Subject: Re: [harryproa] Re: Alternate rig styles |
From: Mike Crawford |
Date: 10/27/2008, 7:42 AM |
To: harryproa@yahoogroups.com.au |
Reply-to: harryproa@yahoogroups.com.au |
If you did that, you'd be able to run a backstay, or rather, another
opposing forestay, on the other side, in order to keep forestay tension
on that jib. That should help a lot when beating.
While you could have a roller-furling sail on each side, it would
also be possible to have a single jib on a rotating mast. The question
is probably which would take less time to shunt: rotating the mast and
switching the jib sheets, or furling one foresail then unfurling the
opposite one.
In either case, the freestanding mast with huge jib would eliminate
compression loads on the structure, keeping some of the "keep it light"

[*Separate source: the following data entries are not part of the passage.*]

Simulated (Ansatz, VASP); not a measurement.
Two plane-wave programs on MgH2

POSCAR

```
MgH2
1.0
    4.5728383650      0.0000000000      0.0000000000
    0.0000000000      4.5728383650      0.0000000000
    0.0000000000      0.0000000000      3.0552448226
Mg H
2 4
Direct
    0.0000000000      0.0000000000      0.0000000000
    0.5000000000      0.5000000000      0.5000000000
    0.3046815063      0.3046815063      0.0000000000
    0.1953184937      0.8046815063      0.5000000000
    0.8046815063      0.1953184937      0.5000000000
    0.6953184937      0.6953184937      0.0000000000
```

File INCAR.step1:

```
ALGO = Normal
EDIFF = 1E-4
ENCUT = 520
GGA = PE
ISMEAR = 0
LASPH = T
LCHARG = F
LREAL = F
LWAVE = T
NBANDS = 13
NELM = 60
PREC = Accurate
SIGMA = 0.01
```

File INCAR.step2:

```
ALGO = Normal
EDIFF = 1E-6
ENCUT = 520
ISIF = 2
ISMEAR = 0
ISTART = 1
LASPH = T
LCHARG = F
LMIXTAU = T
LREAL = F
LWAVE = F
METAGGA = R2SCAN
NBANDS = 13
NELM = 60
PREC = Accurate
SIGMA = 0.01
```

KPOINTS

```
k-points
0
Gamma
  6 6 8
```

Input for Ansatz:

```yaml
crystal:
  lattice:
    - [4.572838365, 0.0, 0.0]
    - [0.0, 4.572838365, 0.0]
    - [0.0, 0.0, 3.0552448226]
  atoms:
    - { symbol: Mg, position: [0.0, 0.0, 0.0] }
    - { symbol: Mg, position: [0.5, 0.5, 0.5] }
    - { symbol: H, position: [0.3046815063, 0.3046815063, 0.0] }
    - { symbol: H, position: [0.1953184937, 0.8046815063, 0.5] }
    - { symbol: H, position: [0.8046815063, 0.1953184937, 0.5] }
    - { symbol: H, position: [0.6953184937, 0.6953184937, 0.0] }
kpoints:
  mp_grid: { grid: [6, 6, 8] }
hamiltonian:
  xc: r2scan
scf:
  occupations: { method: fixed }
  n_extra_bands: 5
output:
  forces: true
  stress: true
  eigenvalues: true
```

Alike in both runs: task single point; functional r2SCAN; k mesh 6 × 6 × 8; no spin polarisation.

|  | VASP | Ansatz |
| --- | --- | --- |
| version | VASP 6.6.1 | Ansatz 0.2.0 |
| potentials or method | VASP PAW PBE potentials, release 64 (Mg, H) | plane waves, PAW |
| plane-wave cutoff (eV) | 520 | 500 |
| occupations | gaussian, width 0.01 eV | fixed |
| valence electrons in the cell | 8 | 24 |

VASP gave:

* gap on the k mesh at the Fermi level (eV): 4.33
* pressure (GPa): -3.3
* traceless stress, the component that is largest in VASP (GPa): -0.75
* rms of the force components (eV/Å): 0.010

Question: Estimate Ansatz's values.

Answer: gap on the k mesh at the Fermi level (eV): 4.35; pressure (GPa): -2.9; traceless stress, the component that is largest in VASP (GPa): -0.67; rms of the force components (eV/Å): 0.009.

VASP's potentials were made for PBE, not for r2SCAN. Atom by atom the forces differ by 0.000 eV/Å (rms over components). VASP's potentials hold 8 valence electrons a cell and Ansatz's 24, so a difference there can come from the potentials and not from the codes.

harryproa philosophy intact. The mast itself would have to be
redesigned, though, both to handle the larger moment at the boom as
well as the compression from the boom stays.
- Mike
Doug Haines wrote:
I think you'd be better off taking the mast straight up out of the hull and putting a boom out in front for the jib. Smae as harry's but boom only out front. There you have only fdiffrence frim standard rig is a big jib with no main and then see what diffrence is.
Havng usedonly the schooner mainsails I look forward to trying an easy/ballecstron rig some day.
BTW I found someoene who has given me a iwndsurfer with its rig to put onto harriette. It looks a bit small and I see a lot of people (grown ups ) wanting to use this craft. So hopfully it pushes (or is that pulls) along OK.
Seriously - how many of these are going to be used only by kids!